Heuristic search is a popular Artificial Intelligence approach that has been used in a variety of applications including robotics, combinatorial optimization, route pathfinding, and automated planning. In this course, we will investigate algorithms for solving single-agent search problems, and introduce methods for automatically generating heuristic functions. Topics will include optimal algorithms, abstraction and graph embedding-based methods for generating heuristic functions, bounded suboptimal algorithms, and Monte Carlo Tree Search-based algorithms.
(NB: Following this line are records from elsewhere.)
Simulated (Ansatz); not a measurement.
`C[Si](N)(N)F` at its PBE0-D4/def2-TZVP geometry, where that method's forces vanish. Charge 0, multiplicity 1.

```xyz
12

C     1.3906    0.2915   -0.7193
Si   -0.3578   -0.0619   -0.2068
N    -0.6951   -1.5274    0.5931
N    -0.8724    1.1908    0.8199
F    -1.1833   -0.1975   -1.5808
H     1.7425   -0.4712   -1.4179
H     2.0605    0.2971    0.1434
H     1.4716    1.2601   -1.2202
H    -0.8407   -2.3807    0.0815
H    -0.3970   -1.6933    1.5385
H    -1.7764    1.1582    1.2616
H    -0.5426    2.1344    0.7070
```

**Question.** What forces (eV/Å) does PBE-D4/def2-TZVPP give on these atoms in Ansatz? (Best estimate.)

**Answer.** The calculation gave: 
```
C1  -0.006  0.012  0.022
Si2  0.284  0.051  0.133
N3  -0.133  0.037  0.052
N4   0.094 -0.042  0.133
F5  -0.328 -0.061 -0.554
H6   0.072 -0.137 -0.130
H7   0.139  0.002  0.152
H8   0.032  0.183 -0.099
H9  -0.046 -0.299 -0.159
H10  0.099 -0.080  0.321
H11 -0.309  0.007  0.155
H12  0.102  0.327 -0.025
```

Below is a truncated version of the course outline. For the full outline, please see the course website on D2L.
At the end of the course, students should
1. Be able to identify if a problem can be suitably solved using heuristic search techniques, and understand how to represent such problems to do so
2. Understand the fundamentals behind various heuristic search algorithms
3. Understand a variety of methods for constructing heuristic functions
4. Implement and evaluate a heuristic search-based system for applicable problems
5. Improve their ability to read, understand, and explain research papers in the field
The course will be organized around the three lecture hours per week. This time will be used for a combination of instructor lectures, discussions on paper readings, and student presentations.
For at least the first part of the course, the lectures will be delivered online over Zoom. Attendance is strongly encouraged, though lectures will also be recorded and posted on D2L.
The course assessments will consist of three main components: assignments, paper reflections, and a final project. There will be three assignments, each worth 15% of the final grade, for a total of 45%. There will be five paper reflections, such that your best three are worth 5% each of your final grade (for a total of 15%). The final project will consist of a project proposal worth 5%, presentation worth 10%, and report worth 25%, for a total of 40%.
There will be a 25% penalty per day for any assignment handed in late. The same penalty will apply for the project proposal and final report. Paper reflections that are handed in late will get a mark of 0. The final presentation much be completed during the last class, though accommodations will be made for extenuating circumstances.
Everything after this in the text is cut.